Every year the sufganiyot (donuts) are just an excuse: the dough balls deep fried in oil have not been filled with jelly and coated with confectioner's sugar for a while now. Even their size is no longer what it once was. Donuts have turned into a sort of frilly sweet.
They are loaded with designs, filled with pistachio, halva and different types of chocolate and packed in festive boxes that snootily announce that it is a gourmet item and not something to grab on the run with the coffee during a certain sinful week of the year.

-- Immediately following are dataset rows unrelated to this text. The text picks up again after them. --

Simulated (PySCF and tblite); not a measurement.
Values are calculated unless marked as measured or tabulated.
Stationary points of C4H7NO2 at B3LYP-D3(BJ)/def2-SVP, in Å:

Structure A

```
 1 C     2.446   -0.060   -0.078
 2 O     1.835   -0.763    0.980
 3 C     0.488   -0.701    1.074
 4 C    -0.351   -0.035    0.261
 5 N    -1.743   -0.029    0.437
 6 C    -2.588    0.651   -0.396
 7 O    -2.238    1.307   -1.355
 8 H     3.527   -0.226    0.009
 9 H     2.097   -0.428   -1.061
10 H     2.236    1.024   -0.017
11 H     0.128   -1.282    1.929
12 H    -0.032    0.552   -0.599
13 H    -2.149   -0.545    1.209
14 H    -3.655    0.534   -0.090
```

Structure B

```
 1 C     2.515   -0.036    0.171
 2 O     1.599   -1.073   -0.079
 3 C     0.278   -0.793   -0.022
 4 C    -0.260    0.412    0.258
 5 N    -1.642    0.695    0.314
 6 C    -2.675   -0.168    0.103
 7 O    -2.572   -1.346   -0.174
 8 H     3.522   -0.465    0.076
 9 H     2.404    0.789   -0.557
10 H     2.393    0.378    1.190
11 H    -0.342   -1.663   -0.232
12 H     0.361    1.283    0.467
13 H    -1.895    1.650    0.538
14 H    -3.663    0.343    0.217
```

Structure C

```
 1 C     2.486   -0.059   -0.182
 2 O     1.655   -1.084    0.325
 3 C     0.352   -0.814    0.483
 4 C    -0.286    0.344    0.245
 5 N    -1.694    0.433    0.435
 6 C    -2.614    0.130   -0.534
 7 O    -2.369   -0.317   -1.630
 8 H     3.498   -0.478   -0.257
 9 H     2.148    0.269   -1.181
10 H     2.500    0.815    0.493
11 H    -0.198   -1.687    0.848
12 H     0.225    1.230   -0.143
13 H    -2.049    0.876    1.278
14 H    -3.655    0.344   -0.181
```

Tasters over the last month have demanded en masse: bring back the real donuts. We have danishes all year and if we want a frosty filling, we'll buy pralines! Give us golden brown donuts sprinkled with sugar and filled with jelly and stop with the festive trendy stuff. What will be next year, whole-wheat donuts filled with peanut butter? Little donuts filled with marzipan and black caviar?
This year we surveyed donuts made by veteran purveyors and boutique bakeries.
Bonjour excelled at making large donuts, simple and inexpensive. But this year, they too, as the trend dictates, produced small donuts with vanilla, chocolate, butterscotch and strawberry flavors. The variation is indeed smaller but the one with strawberry is closest to the taste of the original.
Roladin offers new fillings every year. The Brazilian donut with a white chocolate, coconut milk and Kahlua filling topped with Belgian chocolate and coconut tasted good, as was the pistachio donut, the cream filled and chocolate coated donut and the donut filled with patissiere cream and vanilla sticks and chocolate coating. They also make donuts filled with caramel or strawberry cream and offer sugar-free donuts for those who think that's important when it comes to eating a sufganiya.
The Blicker Bakery in Petah Tikva, which opened branches in Tel Aviv, Netanya and Zichron Yaakov, is this year offering six types of sufganiyot with fillings including chocolate creme and Bailey's liquor, chocolate creme and lemon-lime milk, creme vanilla, and white chocolate and caramel. There is also one with a taste that is a combination of crembo (an Israeli cream filled treat) and cappuccino, but if you try hard you can also find the traditional red jelly filled donut.
The Tatti Bakery in Givatayim, which opened a large branch near the Yehud industrial zone, is making four flavors of sufganiyot this year: chocolate, halva, butterscotch and jelly. The donuts are fleshy and tasty, reasonably sized and are somewhat reminiscent of the real thing. They also have baked donuts, not fried at all, with a texture that reminds one of a good Danish, but are still a far cry from the taste of the original sufganiya.
The one who this year led the transformation of the sufganiya into a dessert like any other, but did so very well, is the Belina bakery, which opened this year at the Sea and Sun complex in Tel Aviv and is part of the Sitara restaurant. There they bake little sufganiyot that are tasty and well sized and come in flavors such as banana and white chocolate with coconut topping, donuts filled with M&Ms, flaky chocolate donuts, coconut and caramel donuts, chocolate and rock candy donuts, apple and cinnamon donuts, and wonder of wonders, the classic jelly donut.
The baker, Mickey Shamu, owns three branches in Haifa and a new branch in Tel Aviv. He bakes small donuts filled with lemon cream, ricotta cheese and raisins, poppy and chocolate, apricot jam and anything that brings the donut closer to a cake in every sense. He also makes sugar-free donuts, baked donuts and tasty Moroccan sfinj.
Small donuts can also be ordered from Kanafes, an outlet that specializes in fast food and deliveries of sandwiches and baked goods. Chef Erez Turjeman bakes rows of donuts with espresso filling and chocolate almond coating, cinnamon cream and white chocolate, pistachio cream and vanilla, and no less than a chutney filled donut, strange as that may sound.
The Metuka bakery decided to accept the organic and healthy food challenge and came out with a mini sufganiya made with whole-wheat flour and filled with carob chocolate cream as well as mini sufganiyot filled with jam, butterscotch, plum jam and chocolate. The healthy donut tasted like a whole-wheat roll in every respect. That's not necessarily a bad thing, but a sufganiya it is not.